What really happened is that the non-alarmist and non-political side of the scientific community were the closest.
Not those who had research to publish, funding to gain, funding from either the "green" movement or the "sceptic" movement, just those who have a knowledge of climatology and research it.
Temperature, weather and climate are linked, but are different. There were always going to be fluctuations in temperature, but there have been changes in climate.
The same scientific community were always quiet on the validity of some of the "scientific consensus" evidence, like the hocky stick graph, because it had some big weaknesses and relied on several bits of major guess work to patch it together.
They would say that there is enough evidence to show that greenhouse gases derrived from man-made sources can and have impacted on climate. There isn't enough evidence to show that this will lead to runaway global warming, but there is enough evidence to show it can impact climate. The full impact though on this, when trying to measure against what might have happened naturally is difficult.
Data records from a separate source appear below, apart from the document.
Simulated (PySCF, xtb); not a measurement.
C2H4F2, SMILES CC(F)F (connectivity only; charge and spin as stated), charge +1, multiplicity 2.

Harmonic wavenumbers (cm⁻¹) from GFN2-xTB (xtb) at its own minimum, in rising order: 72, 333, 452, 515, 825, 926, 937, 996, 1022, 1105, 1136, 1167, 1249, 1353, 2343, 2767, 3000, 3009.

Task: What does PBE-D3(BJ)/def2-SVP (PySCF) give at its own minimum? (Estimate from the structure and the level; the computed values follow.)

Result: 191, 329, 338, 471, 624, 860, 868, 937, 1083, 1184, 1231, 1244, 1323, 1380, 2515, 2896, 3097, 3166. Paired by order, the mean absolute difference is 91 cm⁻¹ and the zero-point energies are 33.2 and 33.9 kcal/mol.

Unfortunately, they give out Nobel Prizes to ex-politicians for power point presentations that exaggerate much of the real science and this doesn't help.
Temperature will always fluctuate and we've only recently (in a historicaly sense) established accurate ways of measuring this. Existing weather stations are poorly maintained and aren't in ideal locations, that's why satalite readings are used in real data. But, the climate is changing, winters are milder and dryer, summers are wetter.